With both Hef and Mr. Average lined up horizontally dead center on the middle of the eye line we find...
  • the body of Hef's nose lands above the bottom of the nose line (which again lies 2/5ths the distance down the distance between the middle of the eyes and the bottom of the chin)  
  • the long nasal septum travels below Mr. Average's bottom of nose line;
  • Hef's mouth lines up above Mr. Average's middle of the mouth line, 
  • The bottom of the chin lines of both line up quite nicely.

In relation to the 
vertical guidelines

  • Hef's eyes are the traditional one eye width apart - but appear narrower. 
  • The width of the nose at it's widest  is more than one eye width wide. (Mr. Average's nose remains within the vertical lines drawn down from the middle most corner of each eye - thus are equal to or less than one eye width wide.) 
  • The width of the mouth is wider than the distance between the  middle of both pupils, i.e. the corners of the mouth pass outside lines drawn straight down from the middle of the pupils.

Individual features

Eyes: down sloping ;

Nose: bulbous tip with a long septum, the bulbous tip being by far the largest mass of the nose;

Mouth: the shared line between the upper and lower lip is a wide and flat "M" with big upturns at it's corners;

Cheeks: well defined with an angular :naso-labial fold;

Jowls: out curving with many  layers of dimples;

Chin: big, square-ish with  an under bite;

Hair: thinning, drawable with a minimum of lines;

Ears: Not a whole lot said, dominated by  other features noted . 

Bony and muscular hints

  • As you saw in the deeper anatomy analysis, certain muscles cause strong folds and wrinkles: e.g. the naso-labial fold, the different layers of dimples, etc.
  • the bones underneath suggest the overall shape of the face and head. They're the frame, the substructure. And if you try to imagine what they look like, feel their presence, (a la Mr. Blockhead), they can really inform your overall understanding of the volumes of the face and the softer tissue attachments. ("Soft tissue" is everything other than bone like skin, fat and muscle.)


Subtle differences

Now all of these differences are more or less subtly different from Mr. Average. But all faces are subtly different. It's just the miracle of our power of recognition that makes all faces so different.  As you've seen, it's details that make all of us unique. 
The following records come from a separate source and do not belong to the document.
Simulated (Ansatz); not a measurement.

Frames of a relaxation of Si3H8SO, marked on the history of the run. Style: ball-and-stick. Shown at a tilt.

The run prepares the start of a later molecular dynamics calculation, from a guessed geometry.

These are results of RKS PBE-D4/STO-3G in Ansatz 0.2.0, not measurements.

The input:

Time to toy with our exaggerations

The rest of this page is devoted to a bunch of quick sketch  renderings - each a little different from the other - and not all of them glamorous. All generally building off the things that are listed in the table above. I'll also list next to each sketch what's most different from the starting point. Really challenge yourself to find those differences and look for other differences  that might be apparent when compared to those things  listed above. 


Revisiting 24 May 2000's archived 
progression series: 

All exaggerations you'll see below  build off the following foursome of Mr. Hefner as sent in the 24 May 2000 Your Every Other Week Caricature progression series. (See the Archives to see the original accompanying e-mail) Right after this you'll see the newest exaggerations. All were quick sketches done on a rare rainy L.A. March  2001  afternoon. On with it!

The old 24 May 2000 sketches:

Our comparison models

 


The latest...

So here we go, building as faithfully  as I can on all the drawings and findings up to this moment in time. Look close, compare each picture to the one before and after, write a list of  the main anatomical features and identify them in each picture. Judge and sight their proportion and dimension in each. OK, go for it! 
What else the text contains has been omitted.